Tests the goodness-of-fit of a Poisson point process model using methods of Berman (1986).

`berman.test(...)`# S3 method for ppp
berman.test(X, covariate,
which = c("Z1", "Z2"),
alternative = c("two.sided", "less", "greater"), ...)

An object of class `"htest"`

(hypothesis test)
and also of class `"bermantest"`

,
containing the results of the test. The return value can be
plotted (by `plot.bermantest`

) or printed
to give an informative summary of the test.

- X
A point pattern (object of class

`"ppp"`

or`"lpp"`

).- covariate
The spatial covariate on which the test will be based. An image (object of class

`"im"`

) or a function.- which
Character string specifying the choice of test.

- alternative
Character string specifying the alternative hypothesis.

- ...
Additional arguments controlling the pixel resolution (arguments

`dimyx`

and`eps`

passed to`as.mask`

) or other undocumented features.

The meaning of a one-sided test must be carefully scrutinised: see the printed output.

Adrian Baddeley Adrian.Baddeley@curtin.edu.au, Rolf Turner r.turner@auckland.ac.nz and Ege Rubak rubak@math.aau.dk.

These functions perform a goodness-of-fit test of a Poisson point process model fitted to point pattern data. The observed distribution of the values of a spatial covariate at the data points, and the predicted distribution of the same values under the model, are compared using either of two test statistics \(Z_1\) and \(Z_2\) proposed by Berman (1986). The \(Z_1\) test is also known as the Lawson-Waller test.
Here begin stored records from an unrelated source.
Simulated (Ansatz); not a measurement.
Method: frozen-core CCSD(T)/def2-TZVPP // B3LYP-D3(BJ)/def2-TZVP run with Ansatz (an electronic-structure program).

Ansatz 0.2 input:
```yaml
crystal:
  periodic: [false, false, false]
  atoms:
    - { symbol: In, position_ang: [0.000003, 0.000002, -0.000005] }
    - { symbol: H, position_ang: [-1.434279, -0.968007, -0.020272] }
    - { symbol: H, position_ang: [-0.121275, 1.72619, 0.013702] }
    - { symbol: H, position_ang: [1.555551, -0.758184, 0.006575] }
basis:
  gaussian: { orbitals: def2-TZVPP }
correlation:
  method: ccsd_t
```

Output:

The function `berman.test`

is generic, with methods for
point patterns (`"ppp"`

or `"lpp"`

)
and point process models (`"ppm"`

or `"lppm"`

).

If

`X`

is a point pattern dataset (object of class`"ppp"`

or`"lpp"`

), then`berman.test(X, ...)`

performs a goodness-of-fit test of the uniform Poisson point process (Complete Spatial Randomness, CSR) for this dataset.If

`model`

is a fitted point process model (object of class`"ppm"`

or`"lppm"`

) then`berman.test(model, ...)`

performs a test of goodness-of-fit for this fitted model. In this case,`model`

should be a Poisson point process.

The test is performed by comparing the observed distribution of the values of a spatial covariate at the data points, and the predicted distribution of the same covariate under the model. Thus, you must nominate a spatial covariate for this test.

The argument `covariate`

should be either a `function(x,y)`

or a pixel image (object of class `"im"`

containing the values
of a spatial function.
If `covariate`

is an image, it should have numeric values,
and its domain should cover the observation window of the
`model`

. If `covariate`

is a function, it should expect
two arguments `x`

and `y`

which are vectors of coordinates,
and it should return a numeric vector of the same length
as `x`

and `y`

.

First the original data point pattern is extracted from `model`

.
The values of the `covariate`

at these data points are
collected.

Next the values of the `covariate`

at all locations in the
observation window are evaluated. The point process intensity
of the fitted model is also evaluated at all locations in the window.

If

`which="Z1"`

, the test statistic \(Z_1\) is computed as follows. The sum \(S\) of the covariate values at all data points is evaluated. The predicted mean \(\mu\) and variance \(\sigma^2\) of \(S\) are computed from the values of the covariate at all locations in the window. Then we compute \(Z_1 = (S-\mu)/\sigma\). Closely-related tests were proposed independently by Waller et al (1993) and Lawson (1993) so this test is often termed the Lawson-Waller test in epidemiological literature.If

`which="Z2"`

, the test statistic \(Z_2\) is computed as follows. The values of the`covariate`

at all locations in the observation window, weighted by the point process intensity, are compiled into a cumulative distribution function \(F\). The probability integral transformation is then applied: the values of the`covariate`

at the original data points are transformed by the predicted cumulative distribution function \(F\) into numbers between 0 and 1. If the model is correct, these numbers are i.i.d. uniform random numbers. The standardised sample mean of these numbers is the statistic \(Z_2\).

In both cases the null distribution of the test statistic is the standard normal distribution, approximately.

The return value is an object of class `"htest"`

containing the
results of the hypothesis test. The print method for this class
gives an informative summary of the test outcome.

Berman, M. (1986)
Testing for spatial association between a point process
and another stochastic process.
*Applied Statistics* **35**, 54--62.

Lawson, A.B. (1993)
On the analysis of mortality events around a
prespecified fixed point.
*Journal of the Royal Statistical Society, Series A*
**156** (3) 363--377.

Waller, L., Turnbull, B., Clark, L.C. and Nasca, P. (1992)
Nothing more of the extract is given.